[slurm-users] How can jobs request a minimum available (free) TmpFS disk space?

Tue Sep 3 09:17:55 UTC 2019

Dear Bjørn-Helge,

this is unfortunately no answer to the question but I'd be glad to
hear some more thoughts on that, too.

We are also going to implement disk quotas for the amount of local
scratch space that has been allocated for the job by means of generic
resources (e.g. `--gres=scratch:100´ for 100GB). This is especially
important when several users share a node.
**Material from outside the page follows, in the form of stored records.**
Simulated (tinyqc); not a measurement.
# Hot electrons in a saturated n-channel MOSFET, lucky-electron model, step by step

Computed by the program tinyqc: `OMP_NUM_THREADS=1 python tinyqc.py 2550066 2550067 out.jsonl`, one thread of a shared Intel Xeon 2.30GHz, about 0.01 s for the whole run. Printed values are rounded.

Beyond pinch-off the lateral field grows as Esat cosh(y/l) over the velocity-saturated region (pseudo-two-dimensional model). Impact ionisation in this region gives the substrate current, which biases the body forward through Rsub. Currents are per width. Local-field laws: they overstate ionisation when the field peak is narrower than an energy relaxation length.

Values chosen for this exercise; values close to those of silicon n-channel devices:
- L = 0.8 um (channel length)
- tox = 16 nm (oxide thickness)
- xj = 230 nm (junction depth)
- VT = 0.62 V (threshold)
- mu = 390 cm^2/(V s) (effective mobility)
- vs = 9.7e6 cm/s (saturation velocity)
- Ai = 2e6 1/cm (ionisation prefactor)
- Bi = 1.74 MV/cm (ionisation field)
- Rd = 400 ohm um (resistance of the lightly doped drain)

This leads me to ask how you plan to determine the amount of local
scratch space allocated for the job from within its prolog and epilog
scripts. According to the documentation there does not seem to be any
environment variable available to prolog/epilog that indicates the
amount of any type of generic resources that has been allocated for
this job[1]. Am I missing something?

I already thought about running `scontrol show job $SLURM_JOB_ID´ from
within the prolog/epilog scripts in order to get that piece of information. 
In our Slurm test environment this reports (among other
information): 

[...]
TresPerNode=scratch:100
[...]

This line could eventually be parsed to get the amount of scratch
allocated for this job (and then further used to increase/decrease the
quota limits for the corresponding $SLURM_JOB_USER in the
prolog/epilog scripts). 

However, this still looks kind of clumsily to me and I wonder, if I
have just overlooked a more obvious, cleaner or more robust solution.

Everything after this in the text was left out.